If you want to express something in images you need to know what it is you’re trying to say. There are myriad practical considerations when taking pictures.

You probably can’t commission photography for every situation, so here are some things to consider before pressing the button:

Who is your target audience? 

Different audiences need different approaches. If you’re working on a teenage campaign you wouldn’t have a group of older people representing their viewpoint.

Ask yourself “Is the photo identifiable on its own? Would I know what this is about without an explanation?”.


Fundraising vs annual report  

At a fundraising event or promoting a campaign, you’ll want to draw your audience in and get them ‘on your side’. Photography is often jolly and colourful with a sense of action in the scene.

If you are photographing your Chair or Ambassadors, you may want to portray them in a proficient way: this doesn’t have to be stuffy, but requires a clean, sharply focused image with engagement from the sitter. Your audience will want to see exactly who they are dealing with.

Using picture libraries  

Using image libraries rather than commissioning photography can save money, but using pictures with a ‘that will do’ attitude may compromise your message. Relevance is key, so choose carefully.

Bringing in the professionals

Plan your requirements wisely and you could end up with a collection of images that you can use over a longer period of time.

At the shoot, once you’ve secured the key images, your photographer could take some ‘filler shots’ that are useful to drop into other materials such as blogs or press releases. These could be exterior shots, or a scene incorporating your organisation’s branding, for example.

Most photographers work on a full day or a half-day rate, so once on site they are happy to take as many images as feasible without sacrificing quality. In a world of fast-shooting with digital cameras and mobile phones it is easy to forget that achieving high-quality, professional images can take a bit longer. This does however depend on what you are photographing and the look and feel you want to achieve.


Finding the right person

With so many photographers out there it can be hard to pick one for your needs. Try to get a recommendation. It is as much to do with personality and rapport as the ability to take good images.

Your first port of call will likely be a photographer’s website. People react to what they see and clients will usually opt for someone whose work most closely represents what they have in mind.

Most established photographers will be able to follow a brief, but it’s good to find images that resonate with you. Ask yourself what you are looking for: fun, colour, serious, soft, a narrative?


What’s the brief?

This is where clarity is important. Even if the initial enquiries are made via email, a spoken conversation is good for firming up details and making sure you’ve got your ideas across.

Probably the most important factor in briefing is to state the look and feel you want: do you want to promote empathy, a joie de vivre or a call to arms?

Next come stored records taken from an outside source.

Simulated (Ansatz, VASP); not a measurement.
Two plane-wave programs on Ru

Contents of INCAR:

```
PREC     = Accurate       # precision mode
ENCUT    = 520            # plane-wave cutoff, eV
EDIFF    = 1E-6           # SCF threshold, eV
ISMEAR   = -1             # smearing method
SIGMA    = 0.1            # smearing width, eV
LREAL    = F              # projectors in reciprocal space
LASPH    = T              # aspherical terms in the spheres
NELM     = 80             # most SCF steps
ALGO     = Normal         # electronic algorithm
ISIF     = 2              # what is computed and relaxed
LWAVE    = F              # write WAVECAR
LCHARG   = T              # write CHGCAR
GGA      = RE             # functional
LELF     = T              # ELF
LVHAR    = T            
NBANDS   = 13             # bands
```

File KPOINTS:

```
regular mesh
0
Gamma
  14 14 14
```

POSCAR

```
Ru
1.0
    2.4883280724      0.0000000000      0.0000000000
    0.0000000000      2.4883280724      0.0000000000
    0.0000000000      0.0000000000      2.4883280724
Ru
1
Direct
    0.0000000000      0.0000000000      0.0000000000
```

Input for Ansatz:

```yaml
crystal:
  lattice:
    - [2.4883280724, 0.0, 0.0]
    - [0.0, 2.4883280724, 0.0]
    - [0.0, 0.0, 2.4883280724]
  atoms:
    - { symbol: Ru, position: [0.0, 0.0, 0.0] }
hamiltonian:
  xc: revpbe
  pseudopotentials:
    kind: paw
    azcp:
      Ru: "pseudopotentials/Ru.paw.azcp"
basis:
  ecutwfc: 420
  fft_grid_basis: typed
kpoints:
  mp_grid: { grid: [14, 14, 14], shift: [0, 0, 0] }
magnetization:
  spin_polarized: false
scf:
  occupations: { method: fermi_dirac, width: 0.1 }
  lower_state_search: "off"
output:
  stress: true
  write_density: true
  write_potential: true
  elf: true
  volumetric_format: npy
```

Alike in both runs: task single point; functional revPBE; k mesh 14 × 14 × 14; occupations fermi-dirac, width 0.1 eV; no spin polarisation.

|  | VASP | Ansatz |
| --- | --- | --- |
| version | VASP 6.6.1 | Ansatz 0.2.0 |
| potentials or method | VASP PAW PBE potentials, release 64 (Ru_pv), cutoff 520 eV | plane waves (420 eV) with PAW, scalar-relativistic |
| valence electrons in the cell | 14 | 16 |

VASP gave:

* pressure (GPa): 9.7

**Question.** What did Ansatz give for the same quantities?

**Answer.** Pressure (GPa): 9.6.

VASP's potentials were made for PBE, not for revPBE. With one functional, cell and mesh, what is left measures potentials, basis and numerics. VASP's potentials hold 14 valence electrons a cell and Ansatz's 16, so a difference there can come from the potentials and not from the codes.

You may not be able to have a member of staff out of the office, and not all photo shoots require the client to be on site, but try to make sure your brief is achievable. I recently had a client who sent me to the Midlands with a brief: The ‘breezy and busy looking reception area with chattering staff’ was hard to achieve, as there was no reception area and very few staff members willing to be photographed.

With a clear brief and a collaborative approach your chosen photographer should be able to bring your campaigns to life.